On Tue, 27 May 1997, Leigh Palmer wrote:

Why do you assume an isolated system?
We are talking about entropy, an attribute of a real system. Unphysical
assumptions do not help clarify what is a conceptual problem.

I have not been following this discussion as closely as I, probably,
should have to put in my two cents, because it appears to me that Dan and
Leigh are talking, somewhat, at cross purposes, but I'll do so anyway.

As I understand it the state of a truly isolated system never changes.
The Schrodinger Equ. describes how certain measurable quantities would
change with time in that state. (Of course, if we tried to make a
measurement, the system would no longer be isolated.)

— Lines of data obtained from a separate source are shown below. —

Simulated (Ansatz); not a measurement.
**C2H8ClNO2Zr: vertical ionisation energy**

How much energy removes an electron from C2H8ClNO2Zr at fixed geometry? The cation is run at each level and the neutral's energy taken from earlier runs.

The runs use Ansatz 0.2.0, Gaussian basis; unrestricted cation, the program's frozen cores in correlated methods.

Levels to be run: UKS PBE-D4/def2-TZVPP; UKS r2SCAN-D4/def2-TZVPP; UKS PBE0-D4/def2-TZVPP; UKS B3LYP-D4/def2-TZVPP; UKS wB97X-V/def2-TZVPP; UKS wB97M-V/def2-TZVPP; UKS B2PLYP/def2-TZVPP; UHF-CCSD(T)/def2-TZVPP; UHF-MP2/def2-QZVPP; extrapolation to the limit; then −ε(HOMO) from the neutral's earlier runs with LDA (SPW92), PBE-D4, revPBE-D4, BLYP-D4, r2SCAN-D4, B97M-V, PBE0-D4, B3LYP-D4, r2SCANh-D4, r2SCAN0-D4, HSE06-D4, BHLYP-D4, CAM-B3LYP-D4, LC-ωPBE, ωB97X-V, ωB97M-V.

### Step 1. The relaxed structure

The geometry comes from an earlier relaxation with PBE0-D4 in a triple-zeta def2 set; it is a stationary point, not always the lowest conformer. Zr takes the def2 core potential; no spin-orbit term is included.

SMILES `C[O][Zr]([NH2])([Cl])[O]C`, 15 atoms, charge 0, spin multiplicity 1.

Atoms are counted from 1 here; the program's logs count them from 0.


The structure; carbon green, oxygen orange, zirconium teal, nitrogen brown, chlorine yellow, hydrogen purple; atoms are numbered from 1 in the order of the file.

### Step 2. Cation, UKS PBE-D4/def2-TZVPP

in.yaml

However, thermo. does not deal with isolated systems, but with systems
in, at least, thermal contact with other systems and about which we have
only, limited, knowledge of such macroscopic variables as total energy,
volume, particle # etc. Under such circumstances we can never, even in
principle, know how the system will evolve, even if we could, somehow,
know it precise microstate at some point, because we don't know its
interaction with its environment. So it could, in a finite time, reach
any state that is consistent with the macroscopic parameters. Irreversible
processes in some sense reduce our knowledge of a system, and in that sense, entropy can be
can considered to be subjective.

Stat Mech associates entropy with the number or microstates that are
consistent with the given macroscopic parameters, which is objective. Of
course, questions of time scale, etc. do enter when dealing with real
system, but I don't think that such questions are at the heart of the
matter. The important point is that entropy deals with systems about
which we have limited knowledge and which interact with other systems.
As such, it is not as objective as the weigh of my thermo text. Then
again, is the subjective/objective debate really helpful?

Finally, as to the size of the system, perhaps we could say that when the
Stirling approx. for log(N!) is good enough the system is large enough.